Malicious Prosecution Action Doesn’t Lie Based on Warrantless Arrest, Alone—C.A.
Bendix Says in Partial Dissent That Plaintiffs Should Have Been Allowed to Reinstate Causes of Action They Had Earlier Abandoned
By a MetNews Staff Writer
The Court of Appeal for this district yesterday declined to repudiate an opinion declaring that a false report to the police causing a person to be subjected to a warrantless arrest does not give rise to an action for malicious prosecution where no prosecution ensues, affirming a judgment of dismissal and rejecting the contention that the plaintiffs should have been allowed to reassert causes of action that had been voluntarily dropped.
Justice Helen I. Bendix of Div. One asserted in a partial dissent that the rule of liberality in permitting amendments should have dictated that leave be granted to bring back the omitted claims. Those claims were for negligence, defamation, libel per se, and intentional infliction of emotional distress.
Los Angeles Superior Court Judge Huey P. Cotton granted judgment on the pleadings to defendant Ahang Zarin Kelk, sued by Yousseff Mikhail and Reza Bidari based her allegedly baseless report to police that they had physically attacked her. Mikhail was arrested and had to post bail to gain his release.

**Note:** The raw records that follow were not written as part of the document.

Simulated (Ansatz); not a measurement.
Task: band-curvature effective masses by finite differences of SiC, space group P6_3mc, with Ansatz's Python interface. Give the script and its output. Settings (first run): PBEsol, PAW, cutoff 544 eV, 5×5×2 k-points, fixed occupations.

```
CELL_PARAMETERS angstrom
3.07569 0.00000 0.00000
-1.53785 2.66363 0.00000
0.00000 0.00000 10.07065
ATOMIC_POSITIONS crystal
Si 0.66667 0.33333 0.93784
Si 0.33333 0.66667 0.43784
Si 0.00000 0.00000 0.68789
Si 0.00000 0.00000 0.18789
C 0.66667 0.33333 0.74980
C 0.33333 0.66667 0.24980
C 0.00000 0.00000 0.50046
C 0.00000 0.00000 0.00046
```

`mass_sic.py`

Cotton acted in reliance on the 2017 opinion from Div. Two of the Fourth District Court of Appeal in Van Audenhove v. Perry.
In the opinion in that case, Presiding Justice Manuel A. Ramirez said:
“We will hold that a cause of action for malicious prosecution cannot be premised on an arrest that does not result in formal charges (at least when the arrest is not pursuant to a warrant)…. We publish our decision because, to our surprise, we have found no California case on point. However, our conclusion seems to be generally accepted.”
He explained that a malicious prosecution action requires a favorable determination of an “action” or “proceeding” that had been brought against the plaintiff. The jurist wrote:
“An arrest is not a proceeding. Moreover, a favorable termination is one that ‘indicate[s] the innocence of the accused....’….However, release from arrest does not necessarily indicate innocence; the arrestee may yet be prosecuted.”
There is some precedent that an arrest pursuant to a warrant can form the basis of an action for malicious prosecution, he noted, saying that such cases were not relevant to the appeal before his panel.
In yesterday’s opinion, Presiding Justice Frances Rothschild said:
“[W]e decline Mikhail and Reza’s invitation to disagree with Van Audenhove, and instead conclude that its reasoning and holding remain sound.”
“Mikhail and Reza are not entitled to amend their complaint to add causes of action they had voluntarily dismissed earlier in the litigation because Mikhail and Reza offered no explanation for their yearslong delay in seeking to do so.”
The plaintiffs cited the 1981 decision by Div. Four of the First District Court of Appeal in Hirsa v. Superior Court for its proposition that “[a]llowing the filing of such an amendment is in furtherance of justice and in keeping with the fundamental policy of our courts that cases should be decided on their merits.”
“But in that case, the plaintiff had been diligent in seeking a non-dilatory amendment….Here, by contrast, far from diligently pursuing these causes of action, Mikhail and Reza abandoned them and only proposed to reallege them at the last possible moment when the lawsuit might otherwise be entirely concluded. They offer no explanation for their delay in reasserting these causes of action. In the absence of an explanation, this timing smacks of gamesmanship.”
“Where I part company with my colleagues is in their refusal to grant appellants leave to add previously dismissed claims based on the inference of ‘gamesmanship’ the majority draws merely from appellants’ failure to explain why they did not seek such leave below. There is also no support in the record for the majority’s finding of prejudice other than that the case would not be over.”
“Given our jurisprudence liberally allowing amendment of pleadings even if requested for the first time on appeal, and respondent’s failure to identify any prejudice, I would grant appellants’ request for leave to allege the previously dismissed claims.”
The justice remarked:
“…I note the irony in the majority’s accusing appellants of “gamesmanship” given respondent’s fraudulent (as determined by the Los Angeles County Sheriff and District Attorney) manipulation of law enforcement and judicial procedures causing, among other hardships, Mikhail’s arrest and incarceration until he was able to post substantial bail.”
The case is Bidari v. Kelk, 2023 S.O.S. 1718.
Christopher D. Beatty, Minh-Van T. Do, and Eleanor S. Ruth Miller of the Century City firm of Katten Muchin Rosenman LLP represented Mikhail and Reza and Zareh A. Jaltorossian of KP Law in Pasadena acted for Kelk.